Mexico is a growing force on the North American trade scene, and may soon surpass Canada as the biggest trading partner of the United States, according to a new report released today by Scotia Economics.
“Over the past decade, Mexico has been able to build upon its favourable production and cost position to capture a larger share of the important U.S. market,” says Adrienne Warren, senior economist at Scotiabank. “While Canada maintained a stable 19% share of U.S. imports in the 1990s, Mexico’s share has almost doubled to 11%. If current trends persist, within a decade Mexico could surpass Canada as the United States’ largest trading partner.”
According to the report, between 1990 and 2000, world trade volumes rose at an average annual rate of 6.5%. Trade as a share of world GDP rose to a record 20% in 2000, this represents an increase of more than 5% since the mid-1980s. Over the past decade, North America has been a major force behind the acceleration in global trade. However, the pattern of trade within the region has changed significantly.
“One important development behind the rise in North American trade has been the rapid increase in two-way trade in similar products, allowing firms to exploit economies of scale and vertical specialization in production, and build upon traditional commodity strengths,” says Warren. “These intra-industry linkages have become particularly important to producers of office and telecommunications equipment and automotive products.”
The economists predict that over the next few years rising protectionist sentiments and trade frictions will pose a growing challenge for all three NAFTA nations. Looking further ahead, however, they expect the importance of trade in North America will continue to grow, the natural consequence of globalization as well as concerted trade liberalization efforts within the region.
“As one of the most trade oriented of the OECD nations, Canada has the potential to benefit immensely,” concludes Warren. “Merchandise exports accounted for 40% of Canada’s GDP in 2000, almost double the G7 average and well above comparable figures for Mexico or the United States. Canada moved up to 6th place in world value of its exports in 1999 and, of the top 10, witnessed the fastest rate of export growth.”

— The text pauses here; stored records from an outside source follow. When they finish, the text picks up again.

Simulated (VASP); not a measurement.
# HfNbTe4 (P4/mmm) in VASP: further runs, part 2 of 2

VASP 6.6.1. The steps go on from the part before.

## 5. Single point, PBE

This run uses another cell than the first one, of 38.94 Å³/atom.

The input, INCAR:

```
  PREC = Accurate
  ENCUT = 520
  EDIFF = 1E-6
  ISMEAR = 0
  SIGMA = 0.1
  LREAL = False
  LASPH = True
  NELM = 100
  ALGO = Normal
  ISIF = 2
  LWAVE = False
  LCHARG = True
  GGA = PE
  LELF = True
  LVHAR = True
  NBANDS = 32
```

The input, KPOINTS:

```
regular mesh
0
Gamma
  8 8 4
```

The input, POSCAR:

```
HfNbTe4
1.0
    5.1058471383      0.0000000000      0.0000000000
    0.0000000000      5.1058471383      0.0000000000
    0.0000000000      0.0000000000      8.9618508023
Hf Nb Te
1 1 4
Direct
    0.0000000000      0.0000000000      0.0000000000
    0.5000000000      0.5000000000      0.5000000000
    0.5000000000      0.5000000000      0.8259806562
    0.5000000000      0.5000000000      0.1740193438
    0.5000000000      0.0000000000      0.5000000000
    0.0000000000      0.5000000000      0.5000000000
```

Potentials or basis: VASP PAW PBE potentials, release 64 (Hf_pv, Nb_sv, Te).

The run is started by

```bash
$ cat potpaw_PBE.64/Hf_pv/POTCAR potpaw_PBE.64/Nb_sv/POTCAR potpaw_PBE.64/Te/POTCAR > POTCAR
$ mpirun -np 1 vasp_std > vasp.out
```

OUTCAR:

The report also provides an overview and detailed economic and financial outlook for the each of the three NAFTA nations and highlights the cyclical impact of the U.S. slowdown on the region. “Despite a sharp export-led slowdown, the longer-term outlook for the Mexican economy remains quite favourable,” says Pablo Bréard, VP International Research. “Confidence in Mexico’s prospects is underscored by the significant increase in foreign capital inflows attracted by the fundamental policy reforms which have lowered inflation, interest rates and external debt levels.”